Demuxing dual-indexed, single-end fastq files with indexes in header fails
I'm trying this tool for the first time to demultiplex a fastq file Undetermined_L001_R1.fastq.gz from an illumina run that was done using dual-indexes, and single-end reads. I have been getting a Segmentation fault as error for a number of things when running this tool.
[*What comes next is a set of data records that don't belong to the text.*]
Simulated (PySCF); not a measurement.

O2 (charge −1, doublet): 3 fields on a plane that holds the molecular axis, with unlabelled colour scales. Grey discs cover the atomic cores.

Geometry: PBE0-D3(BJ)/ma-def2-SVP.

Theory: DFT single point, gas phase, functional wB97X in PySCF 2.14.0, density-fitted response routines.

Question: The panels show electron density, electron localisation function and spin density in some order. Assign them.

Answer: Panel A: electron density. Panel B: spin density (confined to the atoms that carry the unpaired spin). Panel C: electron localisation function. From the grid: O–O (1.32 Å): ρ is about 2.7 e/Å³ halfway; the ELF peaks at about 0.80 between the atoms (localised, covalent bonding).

So I decided to test this tool using the scripts and data in the test folder in this repository. Whenever I use the parameter -H to specify that the indexes are in the header of the reads, the tool always fails if I supply only one fastq file as input. however, when I supply two fastq files as input (entering the same file twice), the program runs without issues. My lines of code are below, with an excerpt of the data.
This fails:
$ fastq-multx -H -B indexes.txt test.fastq -o test_%.fastq
Using Barcode File: indexes.txt
Segmentation fault (core dumped)
but this runs (using the input file twice, and suppressing one of the ourputs, sort of a work around):
$ fastq-multx -H -B indexes.txt test.fastq test.fastq -o test_%.fastq -o n/a
Using Barcode File: indexes.txt
End used: start
Id Count File(s)
S1 17800 test_S1.fastq
S2 32100 test_S2.fastq
S3 3900 test_S3.fastq
...
The files I am using look like this:
==> index.txt <==
S1 TTACCGAC-CGTATTCG
S2 TCGTCTGA-TCAAGGAC
S3 TTCCAGGT-AAGCACTG
S4 TACGGTCT-GCAATGGA
S5 AAGACCGT-CAATCGAC
==> test.fastq <==
@A00929:83:HL75TDRXX:1:2101:13919:1047 1:N:0:TTACCGAC+CGTATTCG
CATATTGATAGTTCGCACAGGTAG
+
FFFFFFFFFFFFFFFFFFFFFFFF
@A00929:83:HL75TDRXX:1:2101:14009:1047 1:N:0:TCGTCTGA+TCAAGGAC
GTGCGTATCTATCAAAAATGTATA
+
I installed fastq-multx using conda in Ubuntu 20.04
It's been a very long time since I've worked in C, but I looked at the code and have a mild hunch... Try duplicating the seq defline on the qual defline and see if you still get a segfault.
Oh wait. I assumed this was the same as the the other related issue about barcodes in headers... WRT dual index...
if (bcinheader) {
ignore=getline(&q, &ignore_st, fin[i]);
ignore=getline(&q, &ignore_st, fin[i]);
ignore=getline(&q, &ignore_st, fin[i]);
/// no dual barcode detection allowed
getbcfromheader(s, &ns);
printf("bc is %s\n", s);
} else {
The comment in the code seems to possibly suggest that dual barcodes in fastq headers may not be supported?
The tool works well and demultiplexes without issue if I just repeat the input twice (and the output as well), irrespective of dual barcodes. I think this is probably a bug in the code.
Yeah. I gathered that. I was just trying to hazard a guess as to why it fails in the case where it segfaults. If I had more time, I would try and figure it out and fix the bug.
The tool works well and demultiplexes without issue if I just repeat the input twice (and the output as well), irrespective of dual barcodes. I think this is probably a bug in the code.
Thank you very much, it helps me